Reputation: 436
I'm downloading messages via IMAP. Next I'm adding parsed message into MongoDB. And I've a problem, because MongoDB support only UTF 8. And I wanna convert any encoding to UTF 8. Codes are various. How can I convert each string to UTF 8?

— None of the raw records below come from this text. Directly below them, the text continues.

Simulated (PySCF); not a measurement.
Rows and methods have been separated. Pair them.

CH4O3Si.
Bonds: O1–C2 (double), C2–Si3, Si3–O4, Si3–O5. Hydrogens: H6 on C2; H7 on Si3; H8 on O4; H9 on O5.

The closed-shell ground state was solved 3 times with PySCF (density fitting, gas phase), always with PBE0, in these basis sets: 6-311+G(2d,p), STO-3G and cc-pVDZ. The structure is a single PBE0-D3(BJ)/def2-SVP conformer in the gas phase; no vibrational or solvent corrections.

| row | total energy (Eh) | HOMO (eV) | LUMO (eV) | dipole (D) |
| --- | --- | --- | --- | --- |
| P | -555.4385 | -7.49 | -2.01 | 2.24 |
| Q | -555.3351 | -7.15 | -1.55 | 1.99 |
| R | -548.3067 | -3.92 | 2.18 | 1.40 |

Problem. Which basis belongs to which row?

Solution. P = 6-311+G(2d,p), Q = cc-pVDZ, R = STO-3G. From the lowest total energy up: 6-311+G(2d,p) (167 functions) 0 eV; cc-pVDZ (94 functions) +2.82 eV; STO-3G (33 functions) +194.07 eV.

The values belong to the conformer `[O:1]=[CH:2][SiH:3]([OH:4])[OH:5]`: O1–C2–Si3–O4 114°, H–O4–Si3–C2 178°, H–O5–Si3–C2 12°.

I know, that I can convert to binary, but I have to have normal text, because I have to searching phrases in database. Unless, can I searching normal text in binary?
Upvotes: 11
Views: 26962
Reputation: 4274
In 2020 I found that https://pkg.go.dev/mod/golang.org/x/text worked well for me.
package main
import (
"bytes"
"fmt"
"io/ioutil"
"log"
"golang.org/x/text/encoding/ianaindex"
"golang.org/x/text/transform"
)
func main() {
text := "\xa35 for Pepp\xe9"
charset := "latin1"
e, err := ianaindex.MIME.Encoding(charset)
if err != nil {
log.Fatal(err)
}
r := transform.NewReader(bytes.NewBufferString(text), e.NewDecoder())
result, err := ioutil.ReadAll(r)
if err != nil {
log.Fatal(err)
}
fmt.Printf("%s\n", result) //outputs £5 for Peppé
}
https://play.golang.org/p/Hl7r146UwhT
Upvotes: 7
Reputation: 49157
I'm using the go-charset
project to do this: https://code.google.com/p/go-charset/
It's pretty straightforward, you create a reader from a charset and it translates to utf-8 automatically. example from the library:
r, err := charset.NewReader(strings.NewReader("\xa35 for Pepp\xe9"), "latin1")
if err != nil {
log.Fatal(err)
}
result, err := ioutil.ReadAll(r)
if err != nil {
log.Fatal(err)
}
fmt.Printf("%s\n", result) //outputs £5 for Peppé
Now, in my case I know the charset because it comes from web pages and I read the headers/meta tags. If you need to detect the charset automatically by heuristics, you'll need another library for that, such as this one: https://github.com/saintfish/chardet
I haven't used it but it also looks pretty simple to use:
detector := chardet.NewTextDetector()
result, err := detector.DetectBest(some_text)
if err == nil {
fmt.Printf(
"Detected charset is %s, language is %s",
result.Charset,
result.Language)
}
Upvotes: 12
Reputation: 251
charset.NewReader
in package golang.org/x/net/html/charset
can't deal with encoding gb2312
. charset.NewReaderLabel
can deal with it.
import (
"io/ioutil"
"golang.org/x/net/html/charset"
)
func convrtToUTF8(str string, origEncoding string) string {
strBytes := []byte(str)
byteReader := bytes.NewReader(strBytes)
reader, _ := charset.NewReaderLabel(origEncoding, byteReader)
strBytes, _ = ioutil.ReadAll(reader)
return string(strBytes)
}
Upvotes: 5
Reputation: 436
I've found a better package, which uses iconv. Usage is trivial, it is described in the documentation. For example:
output,_ := iconv.ConvertString("Hello World!", "windows-1252", "utf-8")
Link to the package: https://github.com/djimenez/iconv-go
Upvotes: 1